Software Archive
Read-only legacy content
Announcements
FPGA community forums and blogs have moved to the Altera Community. Existing Intel Community members can sign in with their current credentials.
17060 Discussions

Xeon Phi Segmentation Fault Simple Offload

Dave_O_
Beginner
1,447 Views

I have this simple matrix multiply for offload on Phi, but I get  offload error (SIGSEGV) when I run the program below:

#include <stdlib.h>
#include <math.h>

void main()
{
    double *a, *b, *c; 
    int i,j,k, ok, n=100;

    // allocated memory on the heap aligned to 64 byte boundary 
    ok = posix_memalign((void**)&a, 64, n*n*sizeof(double)); 
    ok |= posix_memalign((void**)&b, 64, n*n*sizeof(double)); 
    ok |= posix_memalign((void**)&c, 64, n*n*sizeof(double));


    // initialize matrices 
    for(i=0; i<n; i++)
    {
        a = (int) rand();
        b = (int) rand();
        c = 0.0;
    }
    
    //offload code 
    #pragma offload target(mic) in(a,b:length(n*n)) inout(c:length(n*n)) 
    
    //parallelize via OpenMP on MIC 
    #pragma omp parallel for 
    for( i = 0; i < n; i++ ) 
        for( k = 0; k < n; k++ ) 
            #pragma vector aligned 
            #pragma ivdep 
            for( j = 0; j < n; j++ ) 
                //c = c + a*b
                    c[i*n+j] = c[i*n+j] + a[i*n+k]*b[k*n+j];

}

What am I doing wrong?

I read a previous post that there might be a known bug in the release?

 

 

0 Kudos
1 Solution
Andrey_Vladimirov
New Contributor III
1,447 Views

Hi Dave,

in order to fix your code you can do something like below.

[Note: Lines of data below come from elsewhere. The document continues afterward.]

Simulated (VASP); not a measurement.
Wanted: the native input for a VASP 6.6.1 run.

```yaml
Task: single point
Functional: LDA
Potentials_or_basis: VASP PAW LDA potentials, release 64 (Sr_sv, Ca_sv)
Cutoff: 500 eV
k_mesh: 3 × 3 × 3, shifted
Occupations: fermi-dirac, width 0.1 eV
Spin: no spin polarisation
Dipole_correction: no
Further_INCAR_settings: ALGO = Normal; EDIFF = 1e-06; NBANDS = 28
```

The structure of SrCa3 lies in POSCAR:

A nice paper about it is http://software.intel.com/en-us/articles/data-alignment-to-assist-vectorization ; . A comprehensive resource with practical examples that addresses vectorization, data alignment and optimization on Xeon Phi in general is http://www.colfax-intl.com/nd/xeonphi/book.aspx . Of course, asking me about resources is like asking Ronald McDonald to point out a good burger place in town.

Andrey

 

#include <stdlib.h>

#include <math.h>

void main()

{

    double *a, *b, *c;

    int i,j,k, ok, n=100;
    int nPadded = ( n%8 == 0 ? n : n + (8-n%8) );

    // allocated memory on the heap aligned to 64 byte boundary

    ok = posix_memalign((void**)&a, 64, n*nPadded*sizeof(double));

    ok |= posix_memalign((void**)&b, 64, n*nPadded*sizeof(double));

    ok |= posix_memalign((void**)&c, 64, n*nPadded*sizeof(double));

 

    // initialize matrices

    for(i=0; i<n; i++)

    {

        a = (int) rand();

        b = (int) rand();

        c = 0.0;

    }

    

    //offload code

    #pragma offload target(mic) in(a,b:length(n*nPadded)) inout(c:length(n*nPadded))

    

    //parallelize via OpenMP on MIC

    #pragma omp parallel for

    for( i = 0; i < n; i++ )

        for( k = 0; k < n; k++ )

            #pragma vector aligned

            #pragma ivdep

            for( j = 0; j < n; j++ )

                //c = c + a*b;

                    c[i*nPadded+j] = c[i*nPadded+j] + a[i*nPadded+k]*b[k*nPadded+j];

}

 

View solution in original post

0 Kudos
6 Replies
Dave_O_
Beginner
1,447 Views

Here is the program output:

[Offload] [MIC 0] [File]            matmul_offload.cpp
[Offload] [MIC 0] [Line]            19
[Offload] [MIC 0] [Tag]             Tag 0
offload error: process on the device 0 was terminated by signal 11 (SIGSEGV)

0 Kudos
jimdempseyatthecove
Honored Contributor III
1,447 Views

 >> c[i*n+j] = c[i*n+j] + a[i*n+k]*b[k*n+j];

n = 100
When i=1 and j=0 (start of inner loop) then c[i*n+j] is not aligned as you have so stated with #pragma vector aligned. Do not make false declarations.

Jim Dempsey

0 Kudos
Andrey_Vladimirov
New Contributor III
1,446 Views

If you work with "#pragma vector aligned" on Xeon Phi, then, in addition to using an aligned allocator, you have to pad the inner loop dimension (in your case, "n") to a multiple of 8 in double precision or a multiple of 16 in single precision. Otherwise, as Jim Dempsey explained above, your declaration becomes false for i>0.

0 Kudos
Dave_O_
Beginner
1,446 Views

Thanks Andrey - its my first Offload code for xeon phi. I usually compile code for native runs.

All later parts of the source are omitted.